Since forming in 2012, FREE THROW’s story has been simple: keep going. New records, longer tours, bigger rooms – it’s always been another step upward for the Nashville-based quintet, whose 2014 debut, Those Days Are Gone, has become an era-defining classic in the emo-punk genre, launching them onto global tours with the likes of Hot Mulligan and New Found Glory and slots at Slam Dunk, Riot Fest, and The Fest. Every milestone has pushed them ahead, but on their sixth LP, Moments Before The Wind (Wax Bodega), that constant charge gradually slows, suspended mid-step, mid-thought, mid-life.
“The record has this theme of liminality – not just as a place, but in your mind,” vocalist/guitarist Cory Castro explains. “It’s like being stuck in a doorframe or a long hallway that never ends.”
The band – Castro, Larry Warner (guitar), Jake Hughes (guitar/vocals), Justin Castro (bass) and Zach Hall (drums/vocals) – once again returned to longtime producer Brett Romnes (Hot Mulligan, The Movielife) for LP6. Together, they wrote and recorded the album’s 11 tracks in two sessions on either side of the band’s sold-out North American tour for the 10-year anniversary of Those Days Are Gone. Stepping away between sessions gave them perspective; when they returned to the studio, they heard everything with fresh ears. At the same time, Romnes challenged them to trust their instincts, resulting in spontaneous sonic breakthroughs: “The Need for a Post-Credits Scene” arrived almost fully formed, its lyrics spilling out quickly, while first single “A Hero’s Grave,” juxtaposes a serpentine guitar line and buoyant ’90s groove against Castro’s gruff vocals, helped along by the first-blush energy of writing on the spot.

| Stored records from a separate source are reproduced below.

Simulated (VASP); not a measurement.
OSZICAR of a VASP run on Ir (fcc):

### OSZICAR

“We wrote it in like 15 minutes,” Warner says of “A Hero’s Grave.” “I was tracking guitars for a different song while Brett stepped out to take a call and ended up coming up with the riff. Zach came in and started working through drum ideas, and we had the whole thing done pretty quickly. If songs come together like that, it’s a pretty good sign for us.”
In all, Moments, the follow-up to 2023’s Lessons That We Swear To Keep, chronicles a period of intense personal upheaval in Castro’s life: the dissolution of a long-term relationship and attempts to move on, the slow realization that what he’d lost was actually what he truly wanted and, ultimately, the life-altering moment of finding out midway through recording that he was going to be a father. The closing track, “The Waters Of Life,” written in the afterglow of that news, becomes the push that finally shoves him through the doorway into something new.
“There was a lot to write about this time around, but getting over that threshold definitely took some time,” Castro says. “We tend to write albums that have a conceptual arc to them, but you just sort of have to let the songs reveal themselves and figure out what that actually is. When I got the call that I was going to be a dad, I immediately knew what song I was going to write. It just felt right.”
Pulled from Mark Z. Danielewski’s cult novel House of Leaves, Moments Before The Wind references a passage that compares life to fragile structures on the verge of being blown apart and rearranged into something unrecognizable. Its artwork mirrors that feeling: a massivecrystal head cracked open, its interior filled with surreal, Dalí-esque rooms and corridors that echo the “backrooms” of the mind Castro kept returning to while writing lyrics.
The emotional architecture of the album might be abstract, but the stories at its center – the heart of Free Throw’s music for more than a decade – are disarmingly real, exemplified on songs like “The Outlaw Star,” inspired by the anime of the same name and stuffed with dextrous Midwest emo guitar and rough-hewn punk tempos, the album-opening “MissingNo.” and aching, atmospheric “This Dollar General Ain’t Gonna Rob Itself.”
Ultimately, Moments Before the Wind finds Free Throw still moving, still growing, but now, perhaps more than ever, acutely aware that the path ahead is neither straight nor obvious. There’s a quiet confidence guiding them there into a brand-new era – both personally and professionally – ready for whatever the wind blows their way.